I seem to have a fundamental confusion regarding the channel coding theorem which I would like to resolve. In the theorem, we say that there exists an input distribution which maximises $I(X; Y)$ and that this quantity is the maximum rate at which symbols can be transmitted across the channel.
My question is, what does it mean for there to be a maximising input distribution? Since the the maximum achievable rate is independent of the message being sent, and the encoded message may not have characters drawn according to this maximising distribution, how is it that the theorem describes the maximum rate for any message you may want to send? Or is it that the optimal code somehow makes the encoded message be according to the maximising input distribution?
I am sorry if my question is unclear; I will try explaining further if needed.
The point is that the capacity is a property of the channel. And a channel is specified by $P(Y|X)$ (probabilities of output given input).
The mutual information $I(X;Y)$ depends of the joint probability of $X$ and $Y$, which can be writen $P(X,Y)=P(X)P(Y|X)$. This suggests that $I(X;Y)$ depends not only on the channel, but on the distribution of the input.
Fixing the channel, for different input distributions $P(X)$ we'd get different mutual information (which is to say: trasmitted information). To put an extreme case: if we had a perfect binary channel (no errors), but we use an input with zero entropy (say, $X=0$ with probability $1$), then the mutual information is null : $I(X;Y)=H(X)-H(X|Y)=0-0=0$ , which is reasonable.
So, the capacity of the channel is defined as the maximum amount of information that we can trasmit, assuming fixed the channel characteristic (transition probabilities) but allowing any input distribution.

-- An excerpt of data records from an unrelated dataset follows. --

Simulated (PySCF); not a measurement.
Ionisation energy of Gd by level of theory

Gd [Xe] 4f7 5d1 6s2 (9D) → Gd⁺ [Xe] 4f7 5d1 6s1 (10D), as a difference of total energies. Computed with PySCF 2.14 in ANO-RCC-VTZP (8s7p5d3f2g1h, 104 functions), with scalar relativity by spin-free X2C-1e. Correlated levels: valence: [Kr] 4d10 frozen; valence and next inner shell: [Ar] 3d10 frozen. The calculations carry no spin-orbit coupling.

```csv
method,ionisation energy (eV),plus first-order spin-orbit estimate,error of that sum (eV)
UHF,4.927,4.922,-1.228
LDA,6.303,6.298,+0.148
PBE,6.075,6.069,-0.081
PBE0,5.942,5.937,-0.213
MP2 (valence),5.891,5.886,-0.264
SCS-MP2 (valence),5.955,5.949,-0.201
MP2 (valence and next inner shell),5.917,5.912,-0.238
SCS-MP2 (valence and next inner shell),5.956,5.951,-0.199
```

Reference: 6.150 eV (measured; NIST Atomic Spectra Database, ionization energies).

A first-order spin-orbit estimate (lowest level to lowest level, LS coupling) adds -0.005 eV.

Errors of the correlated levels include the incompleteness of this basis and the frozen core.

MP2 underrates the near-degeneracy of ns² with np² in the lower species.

I don't quite understand that. To attain the capacity you must use a channel encoding that produces a channel input that gives $P(X)=P_{max}(X)$
It's true that in most theoretical developments (most codes, like, say, the Hamming codes) we go after a symmetric input distribution $P(X=0)=P(X=1)=1/2$ (the channel coding produces same amount of zeroes than ones), but that's because implicitly we are assuming that the channel is binary and symmetric (and the unencoded inputs are equiprobable). And for that channel, that $P(X)$ is the one that attains the capacity.